Jefferson also doubted whether new territory could become states. The Constitution provides for the addition of new states, upon the approval of Congress, and it prohibits the formation of new states out of the borders of existing states without their consent. Jefferson apparently worried that this prohibition also applied to the creation of new states from the territory of existing states. His Attorney General, Levi Lincoln, agreed and advised that the boundaries of existing states be enlarged to include the Louisiana Purchase.

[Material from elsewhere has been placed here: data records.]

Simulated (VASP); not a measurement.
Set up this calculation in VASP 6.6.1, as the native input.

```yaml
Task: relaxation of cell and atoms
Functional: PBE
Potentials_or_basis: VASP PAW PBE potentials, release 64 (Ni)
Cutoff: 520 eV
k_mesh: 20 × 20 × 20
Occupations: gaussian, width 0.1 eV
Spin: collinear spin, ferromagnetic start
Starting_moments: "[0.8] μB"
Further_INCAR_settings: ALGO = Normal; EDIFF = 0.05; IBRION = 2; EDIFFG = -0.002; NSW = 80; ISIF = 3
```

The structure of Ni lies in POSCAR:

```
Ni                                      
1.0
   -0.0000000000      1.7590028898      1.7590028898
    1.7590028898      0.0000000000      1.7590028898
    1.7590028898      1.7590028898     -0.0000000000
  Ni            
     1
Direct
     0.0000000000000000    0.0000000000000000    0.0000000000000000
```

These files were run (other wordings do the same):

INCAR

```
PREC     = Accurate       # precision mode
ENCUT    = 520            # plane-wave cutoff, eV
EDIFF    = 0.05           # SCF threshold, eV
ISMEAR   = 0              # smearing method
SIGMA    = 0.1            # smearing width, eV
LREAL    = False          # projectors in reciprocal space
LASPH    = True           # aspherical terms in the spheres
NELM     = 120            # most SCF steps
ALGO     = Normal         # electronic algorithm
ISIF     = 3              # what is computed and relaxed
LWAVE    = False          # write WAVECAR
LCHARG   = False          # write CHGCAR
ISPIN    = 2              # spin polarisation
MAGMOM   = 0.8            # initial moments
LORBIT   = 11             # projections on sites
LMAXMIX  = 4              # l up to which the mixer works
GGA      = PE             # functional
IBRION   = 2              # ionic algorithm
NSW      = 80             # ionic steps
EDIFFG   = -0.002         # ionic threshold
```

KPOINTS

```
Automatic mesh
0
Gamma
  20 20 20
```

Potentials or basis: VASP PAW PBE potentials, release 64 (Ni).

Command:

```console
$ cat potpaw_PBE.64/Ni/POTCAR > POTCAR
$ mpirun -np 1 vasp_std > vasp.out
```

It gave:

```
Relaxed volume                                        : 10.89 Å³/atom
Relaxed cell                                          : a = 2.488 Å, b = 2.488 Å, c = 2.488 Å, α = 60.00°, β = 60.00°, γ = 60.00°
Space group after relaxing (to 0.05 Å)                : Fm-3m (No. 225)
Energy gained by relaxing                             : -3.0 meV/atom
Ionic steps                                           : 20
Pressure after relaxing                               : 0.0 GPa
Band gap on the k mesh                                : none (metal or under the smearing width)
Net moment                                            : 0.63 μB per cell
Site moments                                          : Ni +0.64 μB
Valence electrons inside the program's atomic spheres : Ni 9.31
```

Jefferson and his cabinet sought refuge in a position that was "virtually indistinguishable" from Hamilton's arguments in the debates over the Neutrality Proclamation and the Jay Treaty. Gallatin argued:

  1. The United States as a nation should have an inherent right to acquire territory.
  2. Whenever that acquisition is by treaty, the same constituted authorities in whom the treaty-making power is vested have a constitutional right to sanction the acquisition.
  3. Whenever the territory has been acquired, Congress should have the power either of admitting into the Union as a new state, or of annexing to a State with the consent of that State, or of making regulations for the government of such territory.
    35

In other words, the federal government has powers that extend beyond those explicitly set out in the Constitution, including the sovereign powers held by all other nations. Gallatin claimed that the treaty power vested the federal government with the ability to exercise these inherent national powers. This broad reading of the executive power allows the President and Senate together to exercise power that is nowhere set out in the Constitution but must be deduced by examining the rights of other nations in their international affairs. As the primary force in treaty-making, this power would redound to the President's benefit. Gallatin's opinion concluded that the people had implicitly delegated the authority to acquire territory to the national government by vesting it with the powers to make war and treaties, and govern the territories.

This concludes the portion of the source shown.